10 Greatest Films of the 1970s

Robert Frost
The Greatest Films (according to me)
7 min readApr 24, 2017

There are many that will argue that the 1970s were the greatest decade for film. The old studio system had collapsed in the 1960s and the new one wouldn’t start until the 1980s. For a decade, the lunatics were running the asylum — lunatics like Francis Ford Coppola, Stanley Kubrick, Martin Scorsese, Peter Bogdanovich, Roman Polanski, Werner Herzog, and Milos Forman.

The Hays code was out the window. Films were raw and uncensored, letting out the roars of anguish and passion of two generations experiencing a social overhaul.

This was a hard list to whittle down. As with all these decadal lists, this is a list of 10 films I would present when asked to represent the decade. That means it may not be the ten truly greatest films. If two great films were too similar, one had to go. I tried not to repeat artists. There are two repetitions in this list — Robert Duvall and Cybil Shepherd both appear in two of these films.

If anything, I am comfortable that these ten films have dramatically effected the four decades of film that have come since. For each of these films, if you can’t come up with five films that wouldn’t exist without it, I’ll be surprised.

But, I’m quite sure a film you love was unable to fit into this list.

10. Aguirre, the Wrath of God (1972) — Long before Alejandro González Iñárritu and Leonardo DiCaprio ventured into the forests to make their film, Werner Herzog and Klaus Kinski did the same, to tell the story of a Spanish soldier from the expedition of Pizarro, gone mad.

I am the great traitor. There must be no other. Anyone who even thinks about deserting this mission will be cut up into 198 pieces. Those pieces will be stamped on until what is left can be used only to paint walls. Whoever takes one grain of corn or one drop of water… more than his ration, will be locked up for 155 years. If I, Aguirre, want the birds to drop dead from the trees… then the birds will drop dead from the trees. I am the wrath of God. The earth I pass will see me and tremble. But whoever follows me and the river, will win untold riches. But whoever deserts…” — Don Lope de Aguirre

9. The Godfather (1972) — I’m just not a fan of the Godfather films, but I do like Robert Duvall’s performance as Tom Hagen, the consigliere of the Corleone family. Regardless of my opinion, I have to recognize the importance of this film to the art.

Mr. Corleone never asks a second favor once he’s refused the first, understood?” — Tom Hagen

8. The Exorcist (1973) — I first saw The Exorcist, when I was five, at a drive-in theater. I think I spent the next ten years awaiting demonic possession. Director William Friedkin’s adaptation of William Peter Blatty’s bestseller is shocking and terrifying. Set in the nation’s capital — home of many of our society’s institutions it is the story of another societal institution (the church), powerless against what appears to be a young girl.

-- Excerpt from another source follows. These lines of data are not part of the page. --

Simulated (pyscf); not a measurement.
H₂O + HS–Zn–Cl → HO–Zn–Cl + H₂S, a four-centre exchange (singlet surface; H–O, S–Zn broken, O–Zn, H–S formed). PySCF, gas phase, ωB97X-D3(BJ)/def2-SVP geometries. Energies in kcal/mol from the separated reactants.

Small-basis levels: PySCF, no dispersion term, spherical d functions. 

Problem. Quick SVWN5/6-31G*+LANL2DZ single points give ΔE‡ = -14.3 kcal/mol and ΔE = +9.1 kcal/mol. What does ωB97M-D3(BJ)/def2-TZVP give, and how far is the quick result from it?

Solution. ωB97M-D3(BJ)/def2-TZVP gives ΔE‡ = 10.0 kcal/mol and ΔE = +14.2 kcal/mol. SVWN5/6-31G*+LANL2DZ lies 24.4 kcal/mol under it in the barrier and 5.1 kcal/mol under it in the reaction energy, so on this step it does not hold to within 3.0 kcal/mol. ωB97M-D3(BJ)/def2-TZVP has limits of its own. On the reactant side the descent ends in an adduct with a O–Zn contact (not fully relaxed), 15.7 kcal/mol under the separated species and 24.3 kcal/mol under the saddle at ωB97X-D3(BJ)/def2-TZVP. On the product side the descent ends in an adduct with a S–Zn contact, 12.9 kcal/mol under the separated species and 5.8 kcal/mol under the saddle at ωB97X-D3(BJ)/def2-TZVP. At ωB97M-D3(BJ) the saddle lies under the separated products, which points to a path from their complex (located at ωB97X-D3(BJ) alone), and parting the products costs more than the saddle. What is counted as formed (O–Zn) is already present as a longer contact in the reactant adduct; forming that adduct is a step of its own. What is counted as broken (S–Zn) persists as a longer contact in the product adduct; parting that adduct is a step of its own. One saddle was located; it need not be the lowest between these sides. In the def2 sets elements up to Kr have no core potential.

Especially important is the warning to avoid conversations with the demon. We may ask what is relevant but anything beyond that is dangerous. He is a liar. The demon is a liar. He will lie to confuse us. But he will also mix lies with the truth to attack us. The attack is psychological, Damien, and powerful. So don’t listen to him. Remember that — do not listen.” — Father Merrin

7. Apocalypse Now (1979) — Duvall’s brief appearance in this classic is probably the most remembered. His character, Lt. Col. Bill Kilgore is confident, commanding, competent, caring, and crazy.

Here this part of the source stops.